YOU LOVE homemade spaghetti sauce, but you can't face the chores of scalding and peeling bushels of tomatoes? Since nobody likes to find tomato skins in the sauce, what else can you do? It would seem the choice is to peel tomatoes or not make sauce at all.
Happily, there is another possibility: Reach for a blender. Put several tomatoes in the blender, make sure the lide is tight and run on high speed for a few seconds. Presto, the skins disappear into a million undetectible fragments. You can't see them, you can't feel them on your tongue and you can't taste them. The skin-peeling problem has been solved, and for once it's true what you can't see and won't hurt you.
You will be amazed how quickly you can convert a bushel of tomatoes into quarts of totally blended tomato puree. First, of course, wash the tomatoes carefully. Then cut out any bad spots and fibrous parts, including the hard core at the stem end. With practice, you'll discover the optimum number of tomatoes to put in the blender. A few at a time is more efficient than overloading.
The kind of tomatoes used is up to you, but many people choose Romas, which are so meaty they need very little boiling down to make a thick sauce. If you are using very juicy tomatoes, you many wish to cut them up over a large bowl to catch the juice, and put only the fleshly parts into the blender. l(You may want to extract the seeds, too, but the blender makes them disappear.) All that juice is good for something: drink it, use it instead of water to make lemon gelatin or aspic, use it instead of water to dilute canned, condensed soups such as minestrone or vegetable or baste a baking fish or a pot roast with it.
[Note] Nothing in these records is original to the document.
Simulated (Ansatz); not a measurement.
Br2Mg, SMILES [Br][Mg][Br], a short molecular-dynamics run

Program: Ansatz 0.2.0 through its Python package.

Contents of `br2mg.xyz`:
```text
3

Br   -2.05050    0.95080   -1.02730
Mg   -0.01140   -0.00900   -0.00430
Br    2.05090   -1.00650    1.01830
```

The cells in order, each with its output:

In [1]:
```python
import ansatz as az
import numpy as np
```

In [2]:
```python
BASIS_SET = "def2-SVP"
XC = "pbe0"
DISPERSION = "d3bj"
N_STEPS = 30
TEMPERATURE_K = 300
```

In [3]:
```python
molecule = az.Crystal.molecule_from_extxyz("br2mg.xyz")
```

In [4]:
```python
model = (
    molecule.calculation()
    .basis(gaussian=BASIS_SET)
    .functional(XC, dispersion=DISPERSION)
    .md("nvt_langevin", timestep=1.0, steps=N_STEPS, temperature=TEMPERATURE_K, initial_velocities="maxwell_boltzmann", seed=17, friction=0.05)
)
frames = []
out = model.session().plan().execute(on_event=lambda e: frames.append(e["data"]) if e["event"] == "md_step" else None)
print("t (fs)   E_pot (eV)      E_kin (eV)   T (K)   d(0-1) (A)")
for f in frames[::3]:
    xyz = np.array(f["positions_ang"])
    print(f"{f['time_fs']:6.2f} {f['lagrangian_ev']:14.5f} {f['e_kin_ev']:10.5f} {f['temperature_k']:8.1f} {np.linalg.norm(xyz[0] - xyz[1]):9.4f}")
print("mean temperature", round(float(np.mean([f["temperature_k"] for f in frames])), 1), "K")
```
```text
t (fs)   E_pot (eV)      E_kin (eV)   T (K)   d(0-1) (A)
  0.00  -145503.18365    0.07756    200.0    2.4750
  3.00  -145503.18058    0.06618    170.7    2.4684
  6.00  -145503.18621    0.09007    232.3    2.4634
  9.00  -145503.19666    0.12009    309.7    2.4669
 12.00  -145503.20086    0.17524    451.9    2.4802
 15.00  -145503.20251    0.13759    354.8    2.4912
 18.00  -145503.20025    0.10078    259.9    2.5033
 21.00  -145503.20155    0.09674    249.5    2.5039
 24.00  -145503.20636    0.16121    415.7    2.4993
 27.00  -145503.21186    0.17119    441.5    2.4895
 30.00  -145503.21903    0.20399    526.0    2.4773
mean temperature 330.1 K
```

Both of the following spaghetti sauces may be canned or frozen. Think about how many people you are likely to be serving as you decide what size containers to use. One caveat: Plan ahead on thawing a gallon block -- 5 p.m. is too late to start thawing for tonight's dinner, even if you dine Roman style at 10 p.m. ITALIAN SPAGHETTI SAUCE (6 large servings) 1/2 cup chopped onion 1 tablespoon oil 1 pound hamburger (or meatloaf mixture) 3 1/2 cups of your own tomato pure 2 (6-ounce) cans tomato paste pluse 2 cans water 2 cloves chopped garlic Mushrooms (optional) 3 to 4 ounces dry red wine 2 bay leaves About 3/4 teapoon each of sugar, salt, ginger, oregano, pepper, thyme, cinnamon, nutmeg, sage
Brown the onion in olive oil. Brown the hamburger (and pork). Add tomato puree, tomato paste and water, mushrooms, spices and wine. Simmer 4 hours, stirring occasionally. MEATLESS SPAGHETTI SAUCE (2 1/2 gallons) 36 cups cut-up tomatoes (approximately 18 pounds) 1 tablespoon vinegar 2 tablespoons dried oregano 2 tablespoons dried thyme 2 tablespoons dried basil 3 tablespoons brown sugar 1 1/2 tablespoons salt 1/2 teaspoon pepper 3 cups chopped onions 3/4 cup snipped parsley 6 garlic cloves, minced 3 bay leaves
Puree tomatoes in blender (or you may boil them gently for an hour and put them through a food mill). Add and mix well all the remaining ingredients. Simmer gently, uncovered, stirring from time to time for at least 1 1/4 hours or until the sauce reaches the desired consistency.
If canning, pack the hot sauce into glass containers and process 55 minutes in hot water bath. If frezzing, pack in freezer containers, being sure to allow head room for expansion so the lids won't be forced off when frozen.